Shweta and her team of 18 volunteers look after around 250 hedgehogs each year.

“The animals arrive very poorly, and wouldn’t survive without help,” she says.

“But we’re able to nurture them back to health before returning them to the wild.

“It’s very rewarding.”

Certas Energy’s gift will enable Shweta to purchase better cages, and a fifth incubator for the hedgehogs, which often arrive hypothermic and unable to keep warm.

Residents can help hedgehogs too.

Shweta says that many of the injuries she sees could be avoided if people were more aware of hedgehogs and took simple measures to protect them.

With Spring around the corner, and people likely to start clearing their gardens, now is the time to be especially careful.

Before using a strimmer check beds and overgrown lawns for sleeping hedgehogs

These cause the most casualties, with animals often needing to be euthanized.

Keep pet dogs on leads in the garden after dark

Dog bites cause very serious injuries to hedgehogs.

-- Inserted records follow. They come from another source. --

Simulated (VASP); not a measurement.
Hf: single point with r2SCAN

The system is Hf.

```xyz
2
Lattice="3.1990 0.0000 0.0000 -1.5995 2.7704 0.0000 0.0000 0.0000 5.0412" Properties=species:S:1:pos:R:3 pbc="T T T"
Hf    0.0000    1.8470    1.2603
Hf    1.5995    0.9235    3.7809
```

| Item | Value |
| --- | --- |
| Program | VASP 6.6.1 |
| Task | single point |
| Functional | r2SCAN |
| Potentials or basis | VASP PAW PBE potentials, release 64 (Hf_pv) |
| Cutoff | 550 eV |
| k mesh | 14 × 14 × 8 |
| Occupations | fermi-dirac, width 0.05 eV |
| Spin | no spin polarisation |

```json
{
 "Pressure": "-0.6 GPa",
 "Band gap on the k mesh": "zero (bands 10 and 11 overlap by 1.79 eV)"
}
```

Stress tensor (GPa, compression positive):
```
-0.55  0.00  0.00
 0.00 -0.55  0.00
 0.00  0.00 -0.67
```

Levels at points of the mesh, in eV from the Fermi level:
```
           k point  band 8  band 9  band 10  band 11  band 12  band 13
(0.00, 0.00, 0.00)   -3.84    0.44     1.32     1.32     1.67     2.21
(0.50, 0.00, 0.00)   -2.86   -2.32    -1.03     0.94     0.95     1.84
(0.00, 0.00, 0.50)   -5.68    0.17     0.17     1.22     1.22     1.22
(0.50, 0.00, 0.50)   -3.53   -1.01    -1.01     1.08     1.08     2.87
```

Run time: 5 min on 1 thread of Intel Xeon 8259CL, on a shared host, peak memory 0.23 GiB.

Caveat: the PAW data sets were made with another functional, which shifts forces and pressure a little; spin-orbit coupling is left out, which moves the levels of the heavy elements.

Avoid using pest control in the garden

Poisons will find their way into the food chain.

Slug pellets are especially dangerous for hedgehogs.

Make sure ponds have a ramp or slope

Hedgehogs can swim, but if they can’t clamber out of a pond they will drown.

Keep garden netting above ground level

Netting can get wrapped around the animal’s spines.

Seek help immediately for an animal in trouble

Unless it’s early or late Spring, a hog out during daytime is usually a sign it’s in trouble.

Time is of the essence, as the animals deteriorate quickly.

Worried residents are asked to pick the animal up with a towel and take it, in a cardboard box, to their nearest hedgehog rescue centre.

“Hedgehog numbers are plummeting and they are now vulnerable to extinction in the UK,” says Shweta,

“They are amazing, resilient little animals.

“They come to us with horrific injuries, and yet so many of them pull through.

“They’re harmless, they control pests, and it’s a joy to have them in the garden.”

To encourage the animals to visit their gardens, people can:

Make a hedgehog highway

A simple gap measuring 13cm by 13cm at the bottom of a garden fence, allows hogs to come and go.

The animals often travel two miles or more each night.

Leave out appropriate food

Cat biscuits of any flavour are best, along with a shallow dish of water.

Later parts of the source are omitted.